My Esteem For A Token

On the eve of tomorrow’s Forecast conference in New York City, I’ve been prepping my “2023” panel and all the obligatory near-future hot buttons that have come up in our preliminary discussions -- privacy/GDP, voice/search, AI, etc. -- but the one that has me thinking the most about the future of programmatic trading is blockchain and the prospects for creating a transparent, open ledger for trading “human attention.”

I know those concepts seem like they’re still a bit out there, but I’ve believed for some time that we’re reaching the tipping point for advertising’s historic “borrowed interest” model, and we need to move to one that gives people explicit control -- and participation -- in their own attention economy.

Many have already attempted this, but I think they have and continue to approach it from the wrong end of those economics. Most of the solutions I’ve seen have simply shifted from trading your attention by using the media you consume as a proxy for reaching you to one that uses your personal identity data (cookies, device IDs, geolocation via apps, etc.) as a proxy for your explicit permission and control. Both cases are trading you as a derivative, not giving you control of your own attention-based marketplace.

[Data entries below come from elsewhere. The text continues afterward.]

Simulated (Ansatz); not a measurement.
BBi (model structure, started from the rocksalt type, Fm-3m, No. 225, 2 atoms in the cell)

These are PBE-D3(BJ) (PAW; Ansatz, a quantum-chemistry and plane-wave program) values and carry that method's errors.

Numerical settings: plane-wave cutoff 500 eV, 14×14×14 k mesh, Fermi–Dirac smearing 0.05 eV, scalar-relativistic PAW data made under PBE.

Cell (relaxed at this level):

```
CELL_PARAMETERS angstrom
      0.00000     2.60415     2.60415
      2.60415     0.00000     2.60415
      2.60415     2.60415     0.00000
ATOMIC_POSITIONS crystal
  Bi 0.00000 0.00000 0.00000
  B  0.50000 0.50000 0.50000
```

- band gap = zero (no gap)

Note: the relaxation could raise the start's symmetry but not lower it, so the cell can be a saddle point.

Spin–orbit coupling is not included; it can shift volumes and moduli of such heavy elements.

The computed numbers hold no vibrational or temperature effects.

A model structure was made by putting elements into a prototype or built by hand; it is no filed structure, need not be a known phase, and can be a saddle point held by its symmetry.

I’ve been thinking about this issue for some time, but what specifically got my attention for this column was a note I received from Empower MediaMarketing CEO Jim Price, asking me if I was familiar with Brendan Eich’s “basic attention token” (BAT).

I am, and I think it’s a good idea. Eich, a technology pioneer who was one of the founders of Mozilla, is the founder of a new Web browser called Brave, and BAT is his attempt to turn the attention people pay while browsing Web content into tokens that can be traded on a secure, blockchain-powered exchange.

It’s a smart solution leveraging an emerging technology likely to transform Madison Avenue in many ways.  

Still, the biggest problem I have with this model isn’t the logic of tokenizing human attention. It’s who controls those tokens.

“We think the solution must involve a decentralized, transparent digital ad exchange based on the blockchain,” Eich says in the explainer video below.

Eich has been developing -- and iterating -- this concept over time, and he says the current version, leveraging the Brave browser, enables users to blocks ads and trackers, but (and this is the important part) also has a “ledger system for rewarding sites based on user attention.”

The next stage, he says, requires the development of a “decentralized ad exchange” based on a “new kind of currency for user attention.” Yep, you got it, it’s his “basic attention token.”

Eich’s a smart and ethical technologist and I think he’s right about tokenizing people’s attention. I just think he’s wrong about who should control it. In his model, Brave would control the exchange, take its cut and pay publishers based on the value advertisers place on the attention users pay to their content and pages.

From the beginning, Eich has said users would “also get a share for their attention if they choose to receive ads.

“From that share, they can donate back to the publishers they choose to support.”

Eich also envisions publishers who are paid in tokens are “able to use those tokens to reward users to promote their content. And if they like, they can charge for premium content that is paid in tokens.”

The model seems ideal, especially for Eich, who would operate as the middleman, collecting tolls and paying them out. In some ways, Eich’s model doesn’t sound all that different from what some ad blockers -- companies like AdBlock Plus -- have been trying to pull off.

I’ll leave it up to you to decide if these models are greenmail or shakedown rackets or not. A lot of that is in the eye of the beholder and I do think Eich’s model is a little more pure in the sense that he at least wants to be “open market"-based.

The problem I have is with who controls that marketplace. If it’s my attention, I think it should be me. I should be the one to decide what the value of exchanging my attention with another third party should be, including the data and actions that come from it.

I’m overdue for an update on what Eich believes those splits should be, but when he first explained the concept to me, it was something like a third going to the publisher, a third going to Brave, about 15% going to the consumer, and the balance going to the cost of technology and operations.

If that’s still what he’s thinking, it’s a great model for Brave. It could be a good model for publishers. But I don’t think it’s a very fair model for the users. In the end, it's just another platform trading us like derivatives. And the only difference in leveraging blockchain technology, is a token one.